I live in one of the neighborhoods they just built a bunch of those stormwater swales in and let me tell you they don’t do squat to calm traffic or slow drivers down, and curb extensions are a crash hazard for cyclists.
You mean to say, “the emperor has no clothes”? I agree.
I live in a neighborhood where we enjoy the benefits of the bioswales, it’s called Portland, Oregon.
Not every greenstreet has been or will be successful at calming or improving the pedestrian environment. Many earlier designs did not adequately consider pedestrians or the traffic calming benefits. I have seen some of the earlier designs the City put in that failed pretty bad in this regard and can stand to be improved or enhanced. But the City should be supported (and credited) for experimenting with different designs and locations and learning by doing. The designs are definitely improving as we get more experience with what works and what does not for people and watershed health.
I nominate Jim Labbe for Comment of the Month.
It’s very, very hard to tell from the tiny PBOT photo above, so I could be really, really wrong here. But it almost looks like the raised concrete pad supporting the bike racks is necessary, to avoid having stormwater swishing violently around your poor little feet as it makes its way off the trillion square feet of Portland’s finest gross asphalt road surfaces, and down into the bioswale, as you stood there in the downpour, unlocking your bike!
Swales are an economical answer to Portland’s combined sewer problem, and their proliferation is driven by a Federal court order to clean up the Willamette River to help salmon. So, their use is understandable. Many people find them attractive. However, BES, in an attempt to to piggyback on other street projects, and I believe to bring publicity to their use and encourage public acceptance, is putting them on the wrong streets, in my opinion.
With all the miles of residential streets in the city, where Right of Way space is in less demand, why is BES putting them on commercial streets,where bike parking, auto parking, cafe tables, and indeed room to walk and talk with your neighbors are much more necessary and desired in the Right of Way? Not only do swales on commercial streets take up valuable space that could be used for other purposes, they also limit the number of species, and indeed the locations, of street trees. Why not put the swale around the corner on a residential street? In many cases the same stormwater can be captured (it must run downhill, though). If it can’t, is it really that important to capture stormwater on commercial streets when there are so many other places that so much more stormwater could be captured?
The best form of greenery on commercial streets are street trees, as they form a green canopy without taking up much surface on the ground. Swales are nice, but belong on residential streets, not commercial ones.
I’m curious about your objection to swales on commercial streets, also known as arterials. Arterials generally have more impervious surface (they’re wider) and more source pollution (lots of auto traffic leaving behind heavy metals and chemical leaks). It seems like this would be the exact location to capture the most stormwater and filter the most gunk.

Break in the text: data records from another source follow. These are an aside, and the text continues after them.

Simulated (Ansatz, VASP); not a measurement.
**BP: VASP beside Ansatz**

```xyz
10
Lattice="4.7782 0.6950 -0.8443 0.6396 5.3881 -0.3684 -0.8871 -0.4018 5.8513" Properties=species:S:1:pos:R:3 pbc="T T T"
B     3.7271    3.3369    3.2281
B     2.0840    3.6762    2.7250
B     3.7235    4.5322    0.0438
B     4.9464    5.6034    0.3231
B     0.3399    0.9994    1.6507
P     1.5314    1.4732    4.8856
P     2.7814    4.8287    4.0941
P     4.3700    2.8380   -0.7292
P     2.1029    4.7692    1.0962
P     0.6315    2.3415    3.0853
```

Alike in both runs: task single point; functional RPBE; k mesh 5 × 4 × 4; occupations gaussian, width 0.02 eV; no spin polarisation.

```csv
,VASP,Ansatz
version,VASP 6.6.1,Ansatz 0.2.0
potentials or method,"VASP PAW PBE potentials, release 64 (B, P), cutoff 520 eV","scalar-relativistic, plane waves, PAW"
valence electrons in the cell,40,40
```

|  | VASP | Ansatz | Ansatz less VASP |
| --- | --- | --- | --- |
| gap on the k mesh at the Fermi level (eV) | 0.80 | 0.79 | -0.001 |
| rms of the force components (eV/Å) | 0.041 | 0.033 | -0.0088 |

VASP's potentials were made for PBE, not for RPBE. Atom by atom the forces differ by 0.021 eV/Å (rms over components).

I don’t argue with the value of street trees, but in this location you would have none without the swale – the sidewalk is covered by the building’s second floor.
In addition, by putting a raised, vegetated (or bike-parked) buffer between the sidewalk and the street the sidewalk is more pleasant to walk on and to set cafe tables on. The only loss I see here is an auto parking space or two, which is offset many times by the high capacity (non-motorized) vehicle parking.
I think the “traffic-calming” aspect of swales depends a lot on the implementation. The one on Skidmore just west of MLK does little to slow traffic and forces bikes into the lane. I don’t want to be an involuntary traffic calming device!
I’m not arguing against bio-swales, just for their thoughtful, careful implementation.
I was standing at the bus stop at 28th and Glisan just a couple nights ago and noticed this work. It’s a great location for such an improvement, particularly given the sidewalk restaurant next door that is commonly packed with people.
Glad to see it go in here. Tired of all the usual comments from a couple people who poo poo bioswales… This is a great improvement at this corner and for any corner in Portland!
The mountable curbs don’t both me either. This is a narrow street where the separation is very welcome. PBOT thought about it, obviously. Everyone’s entitled to their own opinion of course..
Yes, some arterials are wider than neighborhood streets. I was involved in the Division Streetscape plan. Division Street is the same width as many adjoining neighborhood streets (36′ in 60′ ROW). And yes, there is more traffic and hence more pollutants on arterials.
I’m not arguing against swales on all arterials. Those that are residential have less need of the sidewalk space (Burnside and Glisan through Laurelhurst, much of Cesar Chavez, etc.). I didn’t argue against swales on the parts of Division that were residential (13th to 18th, e.g.).
The difference is where there are commercial concentrations. These are the places, ideally, where you would get the most pedestrian traffic on the sidewalks, not only from people traveling along them, but from people window shopping, entering businesses, and just hanging out talking to their neighbors. (Not to mention cafe tables) The streets are mostly all we have for “public squares” in American cities. (Pioneer Courthouse Square notwithstanding).
If we as a city want to encourage this sort of places within walking and biking distances of every residence, we should maximize the space for this type of activity. NW 23rd Ave., for instance, has so much congestion on its 12 foot walks that it’s hard to walk there. Taking away parking spaces for a wider sidewalk, especially at corners, can help alleviate that congestion. Sidewalk space for all uses is more important in these locations than swales are. On Division, however, the plan would narrow several sidewalks in the commercial area between 35th and 38th from the current 12 feet to 8 feet, and in other areas from 10 feet to 6 feet, for swales.
Certainly bike parking should be expanded, and gets you more spaces per sq. ft. than auto parking. And, for now, auto parking is also desired by many businesses.
(At Glisan and 28th, you could put tree wells in a widened sidewalk that also has cafe table room, unlike the swale. And, bring the extended sidewalk all the way to the corner, if funds allow)
So, put street trees in where possible on commercial streets in tree wells, and capture as much stormwater and pollutants as possible on all streets other than commercial downtown and “main street” areas. This way, the polluted arterial runoff that isn’t captured will go to the treatment plant, as long as volumes are kept low by the rest of the swales. And, public space is maximized in commercial nodes.